So far you have been acquainted with SDLC-Software Development Life Cycle, the cyclic process in Software Engineering that sets an order for the work flow, but today, another kid has born on the block-DDLC. DDLC stands for Document Development Life Cycle, surprised! I’m sure you must have thought Database instead of Document but the Document is absolutely right here.
Today words have become everything and until something is communicated in an emphatic manner, no one has time to hear what you have developed. So companies have finally rose to uplift the most ignored part of software Development Life cycle, documentation as an important, in fact very important aspect. This has given way to Technical writers not just breather but a respected job at work. Earlier most of the Tech-Writers used to work on contract basis or as a freelancer. But now, scene has changed and the writers are not only being paid highly but also getting all due importance. So in this article, let’s see what are the phases a technical writer goes through to create a document?
o Requirement Analysis
Requirement Analysis -This is the initial stage where the technical writer gathers all the requisite stuff and then analyses the actual requirement. The available matter must be properly mapped with the requirement so that right from the start, flow moves in right direction and each passing hour can be counted towards completion of the task.
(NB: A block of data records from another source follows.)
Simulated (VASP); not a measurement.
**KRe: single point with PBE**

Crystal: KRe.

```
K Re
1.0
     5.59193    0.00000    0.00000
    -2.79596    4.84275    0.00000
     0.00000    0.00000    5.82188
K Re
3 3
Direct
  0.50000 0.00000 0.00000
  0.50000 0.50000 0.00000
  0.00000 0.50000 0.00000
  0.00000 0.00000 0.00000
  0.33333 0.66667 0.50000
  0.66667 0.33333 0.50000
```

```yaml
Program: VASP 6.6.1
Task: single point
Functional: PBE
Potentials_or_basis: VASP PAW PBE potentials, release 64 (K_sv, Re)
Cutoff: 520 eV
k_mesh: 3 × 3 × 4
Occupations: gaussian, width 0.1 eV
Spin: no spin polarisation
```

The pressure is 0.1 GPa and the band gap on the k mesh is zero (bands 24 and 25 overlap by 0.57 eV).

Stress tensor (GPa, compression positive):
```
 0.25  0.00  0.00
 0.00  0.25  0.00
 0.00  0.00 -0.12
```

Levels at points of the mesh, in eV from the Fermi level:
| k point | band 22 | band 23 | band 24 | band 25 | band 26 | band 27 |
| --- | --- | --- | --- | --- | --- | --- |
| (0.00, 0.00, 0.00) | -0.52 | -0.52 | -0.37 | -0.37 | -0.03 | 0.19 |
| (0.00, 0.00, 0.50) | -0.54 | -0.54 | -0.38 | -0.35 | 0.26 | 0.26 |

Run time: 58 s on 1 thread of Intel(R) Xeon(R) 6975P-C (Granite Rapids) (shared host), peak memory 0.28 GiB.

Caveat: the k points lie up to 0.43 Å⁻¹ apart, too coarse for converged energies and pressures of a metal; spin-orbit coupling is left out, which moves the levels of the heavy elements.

The writer meets the Subject Matter Experts (SMEs) and coders of the application several times to gain the understanding of scope of software and main features. Most of the writers believe that one meeting should be enough, but I think that every time you meet the experts, more functionality of the application gets unfolded. Simply because, initially only user level functions are told, then slowly in further meetings, developer reveals the way each component functions. The depth knowledge of the environment, end users, and related functionality helps writer understand the project well. And well understood project can be document in best way.
Here only interviewing the experts is not sufficed, the writer must use the software to gain the details of functionality. The entire analysis should be noted down in legible format. This will later be very handy and while documenting, no more rounds of SMEs or developers would be needed.
Designing – This phase is very important as it creates the skeleton for the document. Right from the cover page to summary to Table of Content (TOC) to actual text to glossary to Index, here a design is created. For example, if you are using Microsoft Word 2007, then you just need to place the skeletons of TOC and Index. Later as you keep writing, these tables get updated provided you click update option.
In the design phase, you have all the structure ready and only the content is missing. Once you are ready with design, a rough view of document’s shape starts emerging.
Developing – This phase is the actual writing phase. If you were writing a rough document, you would have started from this phase and ended here only. Here actual text is written and if TOC and Index is being maintained, the titles, book marks, references are established along with writing. Writing also means placing tables, images, titles, notes, detailed elaboration etc.
The development phase although enjoys the central place, still it shines when associated and mapped with rest of the phases exactly as planned.
Testing – As the title implies, this phase comes after you have written the document and have updated all the tables including TOC and Index. Clicking a particular heading in the TOC must take the control to connected page. Further links and hyperlinks should be well connected and checked. Apart from these tests, grammatical check, punctuation check, and regular flow of sentences, and sensible phrases, are natural test elements.
Remember, if a link does not work properly, you can be reprieved, but as a technical writer, any grammatical error or flaw in the flow of sentence cannot be taken lightly by any means.
The document for software normally follows a style guide which tells how a title should be written or paragraphs should be framed. So the used of style guide must be adhered by heart.
Once tested for aforementioned regulations, a document is sent to the SMEs and Software coders who then read the document between the lines to confirm that what is written is exactly what happens. Any problem reported is communicated to writer who then ensures the veracity of words.
Publishing – Once all the text is well framed, managed, and proof read, it is ready for publishing. If the document is going to be published outside the company, it’s suggested to take a printout of the document and see how it will look after printing. As once the printing is done at big level, any change will cost too much and also will affect your reputation as a technical writer because the writer is not just responsible for creating docs but also for the proper formatting. The writer must ensure that the document is apt for reading and suits the eyes of reader. Font selection, size choice, and usage of brightness in pictures are few points that can turn an odd looking document into a masterpiece.
Maintenance – As usual, this is the longest and perhaps never ending phase. It includes addition, deletion, and update of the document. If more features are added to the software, they must be added in a highlighting manner so that existing readers can directly pay attention to the newly added stuff.
In case if the authoring tool has been upgraded, the writer must learn new features and incorporate them into existing document and so on.
The aforementioned phases have always been followed but in an unknowingly manner. Now we have an idea, why not stick to the phases and ensure that the output is absolutely wonderful and professional.